There has been a lot of talk around Apache Mesos lately, and the last DevOpsCH Meetup in Switzerland was the perfect opportunity to find out more.

Reliability

The main talk was given by Tobias Weingartner who is a senior SRE (Site Reliability Engineer) at Twitter, specifically in charge of the Mesos clusters in production and development environments at Twitter. Stuffed with a lot of anecdotes about the run of such a production, the sizes that Tobias related about defy comprehension. The bottom line is that Mesos has improved reliability at Twitter so much that not running an application on the Mesos clusters requires a ton of approval and validation from application owners!
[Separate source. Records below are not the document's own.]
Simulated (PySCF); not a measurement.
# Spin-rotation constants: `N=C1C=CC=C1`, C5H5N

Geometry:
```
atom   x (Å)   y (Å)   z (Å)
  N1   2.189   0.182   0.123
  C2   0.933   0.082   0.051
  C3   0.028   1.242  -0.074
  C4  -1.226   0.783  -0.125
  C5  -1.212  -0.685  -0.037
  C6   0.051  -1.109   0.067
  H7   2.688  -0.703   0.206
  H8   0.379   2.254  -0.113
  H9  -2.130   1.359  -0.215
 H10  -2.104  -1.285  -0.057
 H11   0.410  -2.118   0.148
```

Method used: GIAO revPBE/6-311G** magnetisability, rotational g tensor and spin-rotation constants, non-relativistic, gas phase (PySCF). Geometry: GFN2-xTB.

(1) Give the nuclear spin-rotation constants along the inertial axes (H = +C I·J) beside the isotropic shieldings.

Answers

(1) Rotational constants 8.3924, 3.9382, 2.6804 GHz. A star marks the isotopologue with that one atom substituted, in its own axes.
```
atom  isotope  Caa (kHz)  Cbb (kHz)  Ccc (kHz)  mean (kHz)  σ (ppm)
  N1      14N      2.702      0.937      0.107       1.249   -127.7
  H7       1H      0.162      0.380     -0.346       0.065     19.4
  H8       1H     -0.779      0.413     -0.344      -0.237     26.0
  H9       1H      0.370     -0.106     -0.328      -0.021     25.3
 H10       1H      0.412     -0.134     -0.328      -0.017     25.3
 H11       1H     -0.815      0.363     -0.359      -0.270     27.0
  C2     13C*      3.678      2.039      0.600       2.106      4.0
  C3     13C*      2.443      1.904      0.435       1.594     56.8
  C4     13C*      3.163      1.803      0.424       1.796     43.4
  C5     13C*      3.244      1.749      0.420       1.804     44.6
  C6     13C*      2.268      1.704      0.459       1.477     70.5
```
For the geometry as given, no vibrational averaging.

Greatly interested about the capacities of Mesos and the hints of its very large use at Twitter, I set about running a small test of the Aurora + Mesos combo.

Setup

While the main talk was about Mesos, Mesos actually does not work out of the box and requires a scheduler for launching tasks. Apache Aurora is one of the 2 schedulers supported right now. As Tobias specified, there is nothing preventing a custom integration with Mesos directly but that would require a much longer blog post!

cloning the repo

Clone the repo from Github, this might change as the project is in the Apache incubation process:

git clone https://github.com/apache/incubator-aurora.git
cd incubator-aurora

Build the project

You will need to build the project with Tar deliverables as the deliverables are then synced with vagrant to the boxes. You can do this with ./gradlew distTar command in the main directory. Refer to Aurora documentation if this fails on your environment. Building secondary artifacts might be needed to. The best inspiration for this is simply the provision-dev-environment.sh script in the example/vagrant/ directory.

Vagrant

The Aurora project comes bundled with an example Vagrantfile template. This template will enable us to launch the following 6 instances:

  • Mesos master: its role is to dispatch jobs to the slaves. In production it is recommended to run at least 3.
  • Mesos Slave 1 and 2: These are the actual workhorses that run the jobs. Each job is launched in a Linux container on standard Ubuntu Precises instances.
  • Zookeeper: the famous http distributed coordination engine. It is used to distribute the traffic to the right slave. In fact no DNS service can update quickly enough to keep up with a ever-adapting Mesos cluster.
  • Aurora scheduler: This service will schedule and register jobs to the Mesos Master. In production, running more than 1 is highly recommended too.
  • Devtools: this instance contains the tools to run the demo, such as Thermos.

vagrant Exoscale

As this little setup requires 6 instances, it makes sense to launch those away from my laptop. Memory already occupied with browsers tabs.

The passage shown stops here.